The Word of the Year 2008 is bailout, according to the American Dialect Society, which balloted yesterday in San Francisco. The word is understood by the Society to mean “rescue by the government of companies on the brink of failure, including large players in the banking industry.”
This word-of-the-year is only 19 years old, or the Society would have run into it before, in the late 1970s when "bailout" was used in connection with the proposed first rescue of the Chrysler Corporation.
It's easy for me to remember because the unflappable lady who handled this for Senator William Proxmire's Banking Committee was Elinor Bachrach. Since she also handled New York City's rescue and a couple of other institutions in trouble, she was then known as Billion-Dollar Bailout Bachrach – and there may have been another adjectival prefix before the word Bailout, like Boondoggle or Basket-Case.
So if the American Dialect Society had been a little older, the word bailout might be taken and the winner could have been one of the other words, like:
- Most creative: recombobulation area, at Milwaukee’s Mitchell Airport where passengers who “have just passed through security screening can get their clothes and belongings back in order."

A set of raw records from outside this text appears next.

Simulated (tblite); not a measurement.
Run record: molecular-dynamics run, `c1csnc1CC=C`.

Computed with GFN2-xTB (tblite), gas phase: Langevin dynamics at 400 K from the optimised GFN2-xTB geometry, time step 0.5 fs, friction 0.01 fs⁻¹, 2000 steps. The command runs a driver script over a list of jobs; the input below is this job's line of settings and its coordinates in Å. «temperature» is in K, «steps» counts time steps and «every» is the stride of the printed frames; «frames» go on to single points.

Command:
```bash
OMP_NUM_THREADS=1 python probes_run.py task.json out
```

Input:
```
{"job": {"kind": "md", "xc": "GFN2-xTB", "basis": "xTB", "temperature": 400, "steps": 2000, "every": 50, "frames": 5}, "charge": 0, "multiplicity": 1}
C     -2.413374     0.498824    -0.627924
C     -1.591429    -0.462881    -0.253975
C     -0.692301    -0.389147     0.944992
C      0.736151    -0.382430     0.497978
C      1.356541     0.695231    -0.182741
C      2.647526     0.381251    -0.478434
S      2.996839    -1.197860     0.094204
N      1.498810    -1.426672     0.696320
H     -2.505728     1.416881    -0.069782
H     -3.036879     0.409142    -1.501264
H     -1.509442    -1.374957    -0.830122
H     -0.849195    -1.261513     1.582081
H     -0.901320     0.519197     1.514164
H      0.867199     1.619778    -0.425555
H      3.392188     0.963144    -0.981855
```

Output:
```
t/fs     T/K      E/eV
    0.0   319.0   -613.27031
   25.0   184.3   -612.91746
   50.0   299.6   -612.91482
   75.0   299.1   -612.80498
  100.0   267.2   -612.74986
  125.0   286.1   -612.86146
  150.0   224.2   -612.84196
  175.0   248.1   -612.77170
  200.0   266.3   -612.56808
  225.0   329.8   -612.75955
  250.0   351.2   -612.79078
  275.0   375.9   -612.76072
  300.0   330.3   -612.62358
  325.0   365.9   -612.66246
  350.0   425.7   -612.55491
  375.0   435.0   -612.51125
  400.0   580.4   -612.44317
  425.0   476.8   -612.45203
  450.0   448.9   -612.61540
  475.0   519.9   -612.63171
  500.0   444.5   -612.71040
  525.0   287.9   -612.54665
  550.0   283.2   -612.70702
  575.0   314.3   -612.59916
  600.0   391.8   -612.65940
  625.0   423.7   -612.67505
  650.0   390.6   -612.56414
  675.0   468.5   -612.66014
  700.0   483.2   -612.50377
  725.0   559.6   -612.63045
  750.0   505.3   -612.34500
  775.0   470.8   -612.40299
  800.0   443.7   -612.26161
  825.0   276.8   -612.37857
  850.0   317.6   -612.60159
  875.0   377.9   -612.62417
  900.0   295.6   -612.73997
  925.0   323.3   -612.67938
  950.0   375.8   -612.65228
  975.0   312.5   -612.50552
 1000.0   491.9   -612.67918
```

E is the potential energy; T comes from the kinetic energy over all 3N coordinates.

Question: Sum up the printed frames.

- Most unnecessary: moofing, i.e., “mobile out of office,” working with laptop and cell phone.
- Most outrageous: terrorist fist jab, a knuckle-to-knuckle fist bump, or “dap,” traditionally performed between two black people as a sign of friendship, celebration or agreement and described as “the terrorist fist jab” by newscaster E. D. Hill, formerly of Fox News.
- Most likely to succeed: shovel-ready, an infrastructure projects that can be started quickly when funds become available.
Other nominees that caught my eye:
lipstick on a pig: An adornment of something that can't be made pretty.
game-changer: In business and politics, something that alters the nature of a marketplace, relationship, or campaign. From sports. "something that changes a match or contest."
Palinesque: Pertaining to persons who have extended themselves beyond their expertise, thereby bringing ridicule upon a serious matter.
long photo: A video of 90 seconds or less. Used by the photo-sharing web site Flickr.
First Dude: The husband of a governor or president.
bromance: A very close relationship between two heterosexual men.